The indenter means, a 10-mm ball for example, employed in the present invention (the invention herein need not be limited to a specific size of ball indenter means) is situated above the metallic sheet material to be evaluated. Once the indenter means is in position, the electromagnets employed by the invention are activated in a conventional manner. A specific load is forced upon the prepared surface using a conventional, hydraulic hand pump which forces the, for example, 10-mm ball indenter against the prepared metallic material. Said hydraulic hand pump may be set to deliver various load forces depending upon the material to be evaluated. For example purposes only, the description herein will use a hydraulic hand pump which has been set to deliver a load of 3,000 kg force.

Once 3,000 kg force has been exerted on the prepared surface of metallic material, a pop-off valve acts to release the load. The pop-off valve may be of the conventional type and is incorporated into the test head. The King.sup.R Brinell Test Head, for example, has incorporated therein a conventional pop-off valve. The force at which the pop-off valve releases may be mechanically set by the operator.

The resulting indentation or impression left on the metallic material is evaluated to determine the properties of said specimen. The diameter of the hardness impression may then be optically measured using a Brinell microscope, for example. This specific microscope, as previously described, is capable of measuring the impression left to 0.05 mm. This diameter measurement may then be converted to a Brinell Hardness Number by employing the ASTM E10-73, Table 1 conversion chart.

If one wishes to determine if a material meets the armor needs of the military, these Brinell Hardness Number values may be evaluated against the military specification requirements for the various armors--i.e. rolled homogeneous armor (MIL-A-12560D MR), high hard armor (MIL-A-46100D), or other specifications.

Other features of the present invention will be apparent from the following drawings and their descriptions.

BRIEF DESCRIPTION OF THE DRAWINGS

In the drawings:

FIG. 1 is a schematic representation of the electromagnet set up employed in the present invention.

FIG. 2 is a schematic representation of the hardware developed to support the test head between the electromagnet set ups. It additionally illustrates schematically the entire testing apparatus within the scope of the invention.

DETAILED DESCRIPTION OF THE DRAWINGS

The drawings will be further discussed in order to provide a better understanding and description of the present invention.

FIG. 1 illustrates a schematic representation of the electromagnet assembly configuration 51 employed in the Magnell Hardness Tester herein. The electromagnet housing or base 23 is equipped with magnet cord 25 having magnet plug 24. Said cord 25 is supported by cord support 26. The electromagnet base 23 is joined with a coil 12 V encapsulating kit 22, by means of longitudinal connectors 16. Said coil 12 V encapsulating kit 22 is the electromagnet. The encapsulating kit or electromagnet 22 comprises electromagnet coils which are contained in a conventional phenolic resin type medium to firmly hold the coils in a specific orientation. This type of encapsulating kit or electromagnet 22 is of the type conventionally employed in steel mills and shipyards for lifting steel plates, where rigging may not be required.
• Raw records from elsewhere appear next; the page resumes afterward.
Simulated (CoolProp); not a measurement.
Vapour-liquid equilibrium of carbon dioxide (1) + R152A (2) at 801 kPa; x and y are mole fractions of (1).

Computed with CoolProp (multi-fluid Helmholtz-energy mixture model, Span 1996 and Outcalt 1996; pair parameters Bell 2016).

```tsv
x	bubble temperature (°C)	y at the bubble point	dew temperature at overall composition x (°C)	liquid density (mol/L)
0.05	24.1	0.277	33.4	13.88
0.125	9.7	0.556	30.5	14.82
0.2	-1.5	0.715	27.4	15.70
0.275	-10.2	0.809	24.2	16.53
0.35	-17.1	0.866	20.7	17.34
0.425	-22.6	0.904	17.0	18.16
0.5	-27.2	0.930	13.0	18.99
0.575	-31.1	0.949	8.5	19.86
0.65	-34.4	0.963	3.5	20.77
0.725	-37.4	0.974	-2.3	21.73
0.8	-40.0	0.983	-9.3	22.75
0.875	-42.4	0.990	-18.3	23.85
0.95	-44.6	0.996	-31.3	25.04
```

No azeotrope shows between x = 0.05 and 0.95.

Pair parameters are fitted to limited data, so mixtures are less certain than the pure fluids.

The present invention (not shown) employs two encapsulating kits or electromagnets 22 and two electromagnet bases or housings 23. Longitudinal connectors 16 are employed to join said kit 22 and electromagnet base 23 via ball bar 19, through which rod 20 engages longitudinal connectors 16 with said ball bar 19 through orifices 7. Electromagnet 22 fits into base 23. Snap pin 21 secures rod 0 in place, hence securing the structure. This configuration facilitates the employ of two electromagnet assemblies 51 which are used in a side-by-side configuration to support, for example, a Brinell test head (not shown) therebetween.

FIG. 2 illustrates the hardware developed within the scope of the present invention to support, for example, the Brinell test head 52 between the two electromagnets 22. The electromagnets herein 22 are shown within their housing or base (See description in FIG. 1, above.) The Brinell test head 52 is positioned between electromagnets 22 via conventional affixing means, i.e. nuts and bolts (not shown), through the orifices 8 present in longitudinal connectors 16. Said test head 52 is sandwiched between the two electromagnet assemblies 51. The Magnell Hardness Tester, the entire apparatus set forth in FIG. 2, is composed of two electromagnet assemblies 51, which are rigidly secured to one another via conventional mechanical connectors 53. Said mechanical connectors 53 facilitate a space 55 to be present between said electromagnet assemblies 51 so as to permit the test head to be sandwiched therebetween. Said space 55 is to house the Brinell test head.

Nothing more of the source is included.